Groups want to 'change narrative’ about West Dayton

Multiple economic development officials and local residents say they want to change a false narrative about West Dayton that suggests the area is in hopeless decline.

They say West Dayton has more investment going on than most people realize, including some under-the-radar projects to create new housing, jobs, economic activity and sense of place.

“There are things happening, and they’re not happening by accident, because we have a strong team of people and organizations that are actively driving investment to this geography,” said Kiya Patrick, vice president of strategic development with Greater Dayton Premier Management (GDPM).

GDPM, the local public housing authority, has received a $30,000 predevelopment grant to begin environmental and design work at the former Day-Mont Behavioral Health Care site.

The mental health care provider, at 1520 Germantown St., shut its doors last year.

GDPM wants to knock down the former mental health facility to build new subsidized housing on the site, which would be the first phase of redeveloping the DeSoto Bass housing project, Patrick said.

Day-Mont is several blocks from DeSoto Bass, which is the oldest and largest housing project in GDPM’s real estate portfolio, with 352 units.

GDPM may seek low-income tax credit funds in early 2021 for the project, which could create about 60 new units, Patrick said.

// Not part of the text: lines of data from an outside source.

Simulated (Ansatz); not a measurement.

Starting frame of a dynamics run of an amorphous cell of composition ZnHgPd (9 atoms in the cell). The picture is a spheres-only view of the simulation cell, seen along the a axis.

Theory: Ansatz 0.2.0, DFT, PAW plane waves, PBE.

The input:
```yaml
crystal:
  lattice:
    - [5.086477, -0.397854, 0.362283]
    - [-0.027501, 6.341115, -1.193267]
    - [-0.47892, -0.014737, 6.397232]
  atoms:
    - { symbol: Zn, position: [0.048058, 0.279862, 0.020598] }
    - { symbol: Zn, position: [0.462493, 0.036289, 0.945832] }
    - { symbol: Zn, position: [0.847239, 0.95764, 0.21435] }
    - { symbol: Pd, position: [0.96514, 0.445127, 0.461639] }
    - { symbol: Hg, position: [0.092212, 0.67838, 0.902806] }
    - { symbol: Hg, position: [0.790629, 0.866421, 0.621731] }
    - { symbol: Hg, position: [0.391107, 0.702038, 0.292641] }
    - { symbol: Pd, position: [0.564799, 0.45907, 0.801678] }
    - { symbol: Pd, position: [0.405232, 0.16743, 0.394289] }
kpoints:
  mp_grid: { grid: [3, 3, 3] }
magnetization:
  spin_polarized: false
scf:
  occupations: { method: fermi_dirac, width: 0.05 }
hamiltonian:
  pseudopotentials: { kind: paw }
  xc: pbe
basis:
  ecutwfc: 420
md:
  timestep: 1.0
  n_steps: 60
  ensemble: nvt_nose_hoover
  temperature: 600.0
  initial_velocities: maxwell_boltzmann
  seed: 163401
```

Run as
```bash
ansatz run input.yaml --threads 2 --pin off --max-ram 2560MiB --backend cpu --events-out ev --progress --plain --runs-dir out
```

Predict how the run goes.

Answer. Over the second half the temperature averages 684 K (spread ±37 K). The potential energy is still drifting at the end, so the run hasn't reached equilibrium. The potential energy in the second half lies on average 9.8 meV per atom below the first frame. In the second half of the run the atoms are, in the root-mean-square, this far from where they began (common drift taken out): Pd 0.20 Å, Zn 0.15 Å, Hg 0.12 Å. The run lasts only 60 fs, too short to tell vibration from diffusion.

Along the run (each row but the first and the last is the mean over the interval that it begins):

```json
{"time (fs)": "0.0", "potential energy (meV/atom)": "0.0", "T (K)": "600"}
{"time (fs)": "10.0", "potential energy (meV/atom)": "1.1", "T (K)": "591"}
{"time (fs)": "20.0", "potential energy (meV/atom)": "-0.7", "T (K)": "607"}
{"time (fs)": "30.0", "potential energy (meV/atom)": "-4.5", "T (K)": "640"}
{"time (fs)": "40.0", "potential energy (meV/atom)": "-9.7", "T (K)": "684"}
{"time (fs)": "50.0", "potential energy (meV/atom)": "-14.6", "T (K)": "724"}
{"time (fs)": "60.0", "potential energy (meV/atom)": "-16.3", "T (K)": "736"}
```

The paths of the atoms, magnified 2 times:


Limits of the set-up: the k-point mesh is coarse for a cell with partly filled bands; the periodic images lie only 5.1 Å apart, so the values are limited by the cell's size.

If the project moves forward, GDPM hopes to relocate some DeSoto Bass residents to the new apartments and demolish the units they vacate, Patrick said.

Additionally, she said, the Day-Mont property and adjacent land potentially could support additional phases of housing.

GDPM says the city of Dayton, which owns the property, hopefully would donate the 25,000-square-foot building and land.

Patrick said construction on the housing likely wouldn’t start any earlier than the second quarter of 2022.

Just north of DeSoto Bass is a property being targeted for redevelopment as part of project codenamed “Project Nemo."

Project Nemo is a local company’s $11 million expansion plan for vacant land at 2100 McCall Street, west of South James H. McGee Boulevard, city officials said.

The project could bring 100 to 150 new jobs.

The city plans to partner with workforce development agencies to ensure residents in the immediate area are hired for some of these positions, said Veronica Morris, the city’s West Dayton development coordinator.

“A lot of those jobs are work-ready jobs, which means those are jobs that assist people in re-entering into the workforce as well as potentially creating a career path," she said.

The proposed new facility, at the former NIBCO site, could be about 50,000 square feet.

Another redevelopment project could be headed to the former McCall printing property, just north of the NIBCO site across McCall Street.

The McCall printing property at 2333 McCall St. contains a large warehouse and industrial building, offering about 348,000 square feet of space.

Wisconsin-based Phoenix Inventors purchased the site several years ago, with plans to renovate the building and attract a tenant.

A company has shown interest in the site, Morris said, and the city is working with the property owner to try to reach a deal that hopefully would bring new jobs and investment.

Morris expects a deal for the NIBCO site could be reached by the end of the year, possibly sooner.

She said the printing plant project is still early in the redevelopment process.

Place-making efforts also have helped changed the look and feel of Germantown Street, which is a highly traveled corridor that is the northern border of DeSoto Bass.

About 10 colorful street banners have been installed along Germantown Street, which is the first phase of a larger project to rebrand and tell the stories of west side neighborhoods, said Caitlin Jacob, planner community organizer with CityWide.

The banners were designed with community input, Jacob said, and they celebrate and honor local leaders and residents and share words of inspiration.

Two local artists created the banners, which hang from Greater Dayton RTA poles.

During community meetings, residents said they wanted to change negative perceptions about their community and reclaim the narrative of the west side, officials said.

Also, new lighting, community murals and signs saying West Dayton also have been installed.

LED lights have gone in at the underpass at Germantown and Broadway streets and decorative lights have been installed along James H. McGee Boulevard.

More than $1.4 million has been spent on upgrades using federal Choice Grant dollars and “leveraged” funds, including from private sources.

“We’ve been working in the neighborhoods surrounding Germantown for the last couple of years,” Jacob said.

Choice money and leveraged funds also will help pay for homeowner improvements, business façade upgrades and building restoration projects.

Rebuilding Together and County Corp are working to complete 66 home renovations and one cleanup in the Miami Chapel and Edgemont neighborhoods at a cost of nearly $440,000, officials said.

About five businesses along Germantown Street will benefit from exterior/façade improvements, and GDPM also purchased an old record store it plans to rehabilitate. The agency would like to repurpose the property to house mental health and social services.

Morris said it’s time to “change the narrative” about what’s happening in West Dayton, because years of work is paying off and the area is making progress.

“Things are happening, and it is exciting, and people are taking notice,” she said. “And it’s not gentrification, and it’s not us trying to move poor people or Black people out.”

She said the redevelopment efforts are deliberate, thoughtful and already making a difference.